Tony the Wonder Horse and Tom Mix, date unknown.
 
Tom Mix on Wikipedia
Tom Mix on the Internet Movie Database
Tom Mix Museum, in Dewey, Oklahoma
 
 
Tom Mix & Tony the Wonder Horse
Forecourt Ceremony held on Monday, December 12, 1927
 
Born: Thomas Hezikiah Mix, January 6, 1880, in Mix Run, Pennsylvania
Age at the time of the ceremony: 47
Died: October 12, 1940, in Florence, Arizona, age 60

Born: Tony the Wonder Horse, in 1909, probably in Los Angeles, California
Age at the time of the ceremony: 18
Died: October 12, 1942, in Los Angeles, California, age 31
 
Tom Mix was the first cowboy movie star. Entering into films before William S. Hart, in 1909, Mix made a huge number of silent short films, which helped spread the Gospel of the movies throughout America. Mix defined the image of the American cowboy to the rest of the world.

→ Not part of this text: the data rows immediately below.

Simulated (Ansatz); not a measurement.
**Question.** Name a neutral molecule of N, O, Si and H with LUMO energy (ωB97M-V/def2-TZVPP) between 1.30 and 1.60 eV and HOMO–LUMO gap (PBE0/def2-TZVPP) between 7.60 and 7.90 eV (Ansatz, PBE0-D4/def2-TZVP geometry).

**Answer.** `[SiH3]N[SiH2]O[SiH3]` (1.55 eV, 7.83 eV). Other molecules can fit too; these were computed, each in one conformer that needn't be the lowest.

Tom's colorful life began in a small town in central Pennslyvania, where his father worked as a groomsman for a local lumber baron. Mix's father taught him to ride and care for critters. Tom early on wanted to become a circus performer. When the Spanish-American War came along, Mix enlisted in the Army, but was later found AWOL in order to get married to his first wife (he would be married five times).

Mix worked as a cowboy at the Miller Brothers 101 Ranch, joining their Wild West Show, where he showed off his riding, roping and shooting skills. In 1909, Mix joined with the Selig Polyscope Company in Los Angeles, where he was to star in his own short films almost immediately. 100 films later, the Selig studio was struggling, so Mix made a deal to make pictures for William Fox in 1917.

Tony the Wonder Horse had been trained by Pat Chrisman from 1914. Mix bought Tony in 1917 for $600. The first film they made together was Cupid's Round Up for Fox (released in January 1918). Chrisman continued to work with Tony, who could sometimes "just not feel like working that day." Mix would occasionally treat his horse to the sounds of a brass band, claiming that Tony liked the sound. Just as with any on-camera performer, Tony had his own stunt doubles, who did the really dangerous shots.

The Mix films, which grew longer as the feature film became more popular during the 1920s, were simple stories, where the hero gets the girl in the end and all the bad guys are dead or in jail. Mix performed many fantastic stunts and wore flashier clothes than what was historical, even though he did employ Wyatt Earp as a technical advisor. The Fox films had titles like Durand of the Badlands (released in August 1917), Hell Roarin' Reform (released in February 1919), Big Town Round-Up (released in June 1921), the second adaptation of Riders of the Purple Sage (released in March 1925), and The Great K &A Train Robbery (released in October 1926), which features some great stuntwork with the title train).

After his Forecourt ceremony, Mix began a stint with Joseph Kenndy's Film Booking Offices (FBO) in 1928, but went on record saying that Kennedy was a "tight-assed, money crazy son-of-a-bitch." He went to work for Universal, breaking into talkies fair enough, but like many people from the early days, making sound films wasn't as much fun, but there was another problem.

By this time, Tony eventually couldn't work on set as well as he had, so Mix reluctantly put him out to pasture in 1933. Tony Jr. was used from then on. Mix's final screen role was in a serial called The Miracle Rider (released in April 1935). Mix returned to circus performing with his daughter Ruth, but they had a falling out over — what else? —money. He performed on his own radio program sponsorerd by Ralston-Purina called Tom Mix Ralston Straight Shooters, which was continued after Mix's death from an auto crash in 1940. Mix was only 60.
 
 
Grauman's Chinese Theatre, Hollywood, California. Tom Mix Forecourt block. Executed by Jean Klossner, Monday, December 12, 1927. 40 x 44 inches overall.
Grauman's Chinese Theatre, Hollywood, California. Tom Mix Forecourt ceremony, Monday, December 12, 1927. Tom Mix leads Tony to make his mark, as cement artist Jean Klossner looks on.